Self-discovery: fascinating journey of life or load of tosh? An IAI discussion.
On the whole, I think the vastness of the subject means we get no more than first steps here, though the directions are at least interesting. Joanna Kavenna notes the paradoxical entanglements that can arise from self-examination and makes an interesting comparison with the process of novelists finding their ‘voice’. Exploration of selves is of course the bedrock of the novel, a topic which could take up many pages in itself. She asserts that the self is experientially real, but that thought also floats away unexamined.
David Chalmers has a less misty proposition; people have traits and we are inclined to think of some as deep or essential. Identifying these is a reasonable project, but not without dangers if we settle on the wrong ones.

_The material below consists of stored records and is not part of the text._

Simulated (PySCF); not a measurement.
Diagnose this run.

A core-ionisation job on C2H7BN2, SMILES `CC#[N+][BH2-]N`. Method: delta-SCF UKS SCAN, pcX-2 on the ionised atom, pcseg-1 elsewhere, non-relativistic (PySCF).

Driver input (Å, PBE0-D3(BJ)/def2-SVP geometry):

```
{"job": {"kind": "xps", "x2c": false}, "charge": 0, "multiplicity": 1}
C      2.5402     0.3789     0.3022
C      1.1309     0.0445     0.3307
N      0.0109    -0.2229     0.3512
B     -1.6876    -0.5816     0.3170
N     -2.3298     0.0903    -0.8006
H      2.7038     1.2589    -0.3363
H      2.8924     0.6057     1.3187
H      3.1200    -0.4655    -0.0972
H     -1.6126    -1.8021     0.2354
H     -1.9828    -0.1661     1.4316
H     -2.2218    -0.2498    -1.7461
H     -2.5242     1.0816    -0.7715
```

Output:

Ed Stafford seems to be uncomfortable with philosophy unless it comes from an ayahuasca session or a distant tribe. He likes the idea of thinking with your stomach, but does not shed any light on the interesting question of how stomach thoughts differ from brain ones. In general he seems to take the view that for well-adjusted people there is no mystery, one knows who one is and there’s no need to wibble about it. Oddly, though he mentions being dropped on a desert island where the solitude was so severe, that even when the helicopter was still in view, he vomited. To suffer radical depersonalisation after a couple of minutes alone on a beach seems an extraordinary example of personal fragility, but I suppose we are to understand this was before he centred himself through contact with more robust cultures. Of course, those who reject theory always in fact have a theory; it’s just one that they either haven’t examined or don’t want examined. In response to Chalmers’ suggestion that a loving environment can surely lead to personal growth, he seems to begin adding qualifications to his view of the robustly settled personality, but if we are witnessing actual self-discovery here it doesn’t go far.
Myself I reckon that you don’t need to identify your essential traits to experience self-discovery; merely becoming conscious of your own traits renders them self-conscious and transforms them, an iterative process that represents a worthwhile kind of growth, both moral and psychological. But I’ve never tried ayahuasca.